(660a) Salt and Temperature Effects in Polyelectrolyte Multilayer Thin Films

Polyelectrolyte multilayers, formed by the ion-pairing of oppositely charged polyelectrolytes at a surface, represent a rich area of thin films linked by noncovalent interactions. These ion-paired polyelectrolytes are sensitive to added salt (ionic strength, salt type, valency) in which small counter-ions compete and screen charged sites. Further, temperature has also been shown to yield a strong effect, in which a multilayer softens abruptly at a critical temperature. These two aspects render polyelectrolyte multilayers as highly stimuli-responsive thin films, although a connection between physical structure and properties is not completely clear.

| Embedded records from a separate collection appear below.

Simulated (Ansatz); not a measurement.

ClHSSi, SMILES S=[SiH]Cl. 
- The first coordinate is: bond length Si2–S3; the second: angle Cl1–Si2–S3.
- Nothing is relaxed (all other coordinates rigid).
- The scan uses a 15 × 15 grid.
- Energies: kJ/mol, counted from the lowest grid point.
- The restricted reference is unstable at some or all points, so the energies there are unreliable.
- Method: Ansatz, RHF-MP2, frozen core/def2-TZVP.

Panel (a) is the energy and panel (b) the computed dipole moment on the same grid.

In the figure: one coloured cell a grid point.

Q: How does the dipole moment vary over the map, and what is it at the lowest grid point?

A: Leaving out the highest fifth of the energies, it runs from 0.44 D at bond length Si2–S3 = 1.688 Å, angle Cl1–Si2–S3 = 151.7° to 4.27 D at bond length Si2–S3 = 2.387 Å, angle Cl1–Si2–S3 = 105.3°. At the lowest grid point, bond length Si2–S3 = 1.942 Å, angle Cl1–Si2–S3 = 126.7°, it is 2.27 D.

Here, two studies regarding the effects of salt and temperature on the structure and properties of polyelectrolyte multilayers consisting of poly(diallyldimethylammonium chloride) and (polystyrene sulfonate) (PDAC/PSS) are presented. In the first, the effect of valency on the swelling and contraction of polyelectrolyte multilayer thin films is presented. Depending on the valency of the counteranion or countercation, as well as the charge of the outermost layer, very different behaviors occur. A large part of this work is enabled by quartz crystal microbalance with dissipation (QCM-D), which is an ideal tool for monitoring responsive thin films in situ. The shear modulus, viscosity, and multilayer thickness are quantified as a function of ionic strength and salt type. Results are discussed in the context of multilayer structure and ion-induced restructuring of water within the multilayer. In the second, the effect of salt type and ionic strength on the thermal transition of polyelectrolyte multilayers is presented. It has been previously shown that PDAC/PSS multilayers assembled in the presence of NaCl exhibit a thermal transition akin to (but not the same as) a glass transition. This study examines multivalent ions Ca²⁺ and SO₄^2- in the context of this transition. The results are discussed in the context of the physical meaning of this transition, which is largely driven by reorganization of water around polyelectrolyte sites. Future work will be extended towards polyelectrolyte complexes.